Applying Chebotarev's density to this Frobenius yields that the proportion of $p$ for which the right-hand side equals 1 is $\#\ts{\id}/2 = 1/2$, noting that the denominator is just the degree of the extension, which is quadratic.
:::

:::{.exercise title="A fun one"}
For what proportion of $p$ is 2 a cube mod $p$?
:::

:::{.proof title="of theorem, part 1"}
Suppose $p\equiv p' \mod 4\abs a$ with $p\notdivides 2a$. 
From a homework problem, $\QQ(\sqrt a) \subseteq \QQ(\zeta_{4\abs a})$.
So we have a tower $\QQ(\zeta_{4\abs a})/\QQ(\sqrt a)/\QQ$, and corresponding towers of primes $Q/R/p$ and $Q'/R'/p'$.
Since we're assuming $p\equiv p' \mod 4\abs a$, we have $\Frob_{Q/p} = \Frob_{Q'/p'}$.
Restricting both to $\QQ(\sqrt a)$ we get 

- $\Frob_{R/p} = \symb{ \QQ(\sqrt a) / \QQ} p = \symb a p$,
- $\Frob_{R'/p'} = \symb{ \QQ(\sqrt a) / \QQ} {p'} = \symb a {p'}$,

so the two Legendre symbols are equal.
:::

:::{.proof title="of theorem, part 2"}
List the coprime residue classes $\mod 4\abs a$ corresponding to $\symb a p = 1$, say $a_1, \cdots, a_k \mod 4\abs a$.
By Dirichlet's theorem on prime progressions (or Chebotarev density on $\QQ(\zeta_{4\abs a})$), we know that the proportion of $p$ with $p\equiv a_i \mod 4\abs a$ is $1/\phi(4\abs a)$.
Adding these up yields $k/\phi(4\abs a)$.
But we just computed this proportion alternatively and found it to be $1/2$, so this forces $k = (1/2) \phi(4\abs a)$.
:::

:::{.exercise title="?"}
Think about the theorem of Hasse which stated that the primes $p$ for which $2$ has an even order $\mod p$ has density $17/24$.
A way to start: divide up the primes according to the largest power of 2 that divides $p-1$.
For $2^1\divides p-1$ but $2^2$ does not, these are primes $p\equiv 3\mod 4$, $a$ has even order precisely when $a$ is not a square $\mod p$, since otherwise if $a$ is a square then the order will divide $p-1\over 2$, which is odd, and the order will be odd.
So one should think about which primes $p\equiv 3\mod 4$ for which (for example) $2$ is not a square $\mod p$, and these ideas will apply.

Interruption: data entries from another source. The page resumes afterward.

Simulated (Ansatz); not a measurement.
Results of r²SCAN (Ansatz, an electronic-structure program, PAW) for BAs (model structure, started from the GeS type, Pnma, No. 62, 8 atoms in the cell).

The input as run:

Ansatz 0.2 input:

For $2^2 \divides p-1$ but $2^3$ does not, such primes are of the form $p\equiv 5 \mod 8$.
When does 2 have even order?
Now one needs 2 not to be a *fourth* power, and one can find the density of primes for which $2$ is not a 4th power $\mod p$ and $p\equiv 5\mod 8$ using these ideas, but it's harder.

For $2^3$, one gets $p\equiv 9\mod 16$ and needs $2$ to not be an eighth power.

Doing this for every $k$ and summing all of the densities will yield $17/24$.
:::